Bah, I decided to go ahead and paint the eyes and made a bit of a mess of it... like I normally do.
I was wondering if anyone here would be willing to impart a little advice. I'm fairly familiar with the principles but have serious problems with the mechanics, particularly with the dot. I find that I can put the brush down accurately enough but struggle to get the paint to actually come off it where I want it. The issue seems to be that with something so small I don't have any room to draw the brush and am trying to paint with the tip... which clearly doesn't work for me.
I have tried a variety of brushes, thick paint, thin paint, etc. but just can't get it right.
So what am I missing? How does one actually go about putting a tiny dot of paint exactly where you want it?
p.s. I have tried to paint the eyes before the face but didn't have much success... perhaps it's time to try that again.
From an old and practised hand let me say now that there is no "Perfect" way to paint eyes without practise and control.
First off start with controlling your breathing, in the same way as when I was shooting releasing part of your breath before compleating the brush movement is essential.
Keep a steady position with both arms and hands supported, paint the eye closest to your dominant hand first, then move the figure to place the other eye closest to your dominant hand, not your hand to the figure. (Turning the figure upside down for this can help)
Things to remember about eyes:-
The pupil takes up approximately one third of the visible eye, but not all of you pupil is visible all the time, your upper eyelid will cover a small portion of the pupil. Leaving a thin white line under the pupil colour gives a realistic effect.
For tabletop mini's a black dot is more than enough, for competition colour is essential.
The Sclera (white) on a 28mm pupil painted white is too stark, use either an off white (VM Ivory or Pale Flesh).

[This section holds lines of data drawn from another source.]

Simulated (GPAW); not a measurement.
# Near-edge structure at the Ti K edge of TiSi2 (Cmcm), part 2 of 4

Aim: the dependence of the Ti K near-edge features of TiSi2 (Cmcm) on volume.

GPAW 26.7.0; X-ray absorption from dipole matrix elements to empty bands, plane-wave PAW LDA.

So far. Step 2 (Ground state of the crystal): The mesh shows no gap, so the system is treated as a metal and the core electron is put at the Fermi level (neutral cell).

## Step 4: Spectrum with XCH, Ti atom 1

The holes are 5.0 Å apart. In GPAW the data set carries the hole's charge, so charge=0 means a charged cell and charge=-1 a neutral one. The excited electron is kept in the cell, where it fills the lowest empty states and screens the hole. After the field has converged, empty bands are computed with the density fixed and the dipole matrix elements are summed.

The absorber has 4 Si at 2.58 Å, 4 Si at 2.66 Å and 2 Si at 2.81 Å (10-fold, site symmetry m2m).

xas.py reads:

In life the Sclera isn't always white, Race, Diet, health and geographical location can alter the Sclera from White through to a Yellowed tonality. This is most important while painting Busts as I've seen a beautiful Nubian face spoiled with pure white Sclera.
Align the eyes correctly, if a figure is pointing and facing down a weapon, paint the eyes looking at the direction the weapon is pointing.
(You'd be amazed at how simple a thing like that makes or brakes a paint job.)
Cats eyes as a vertical slit are not 100% vertical, they angle slightly so that the top is minutely closer together, than the bottom.
(The cat that has adopted us is staring at me as I type this, hence how I noticed.)
Dogs, Horses etc rarely show any white around the eyes except in fear or distress.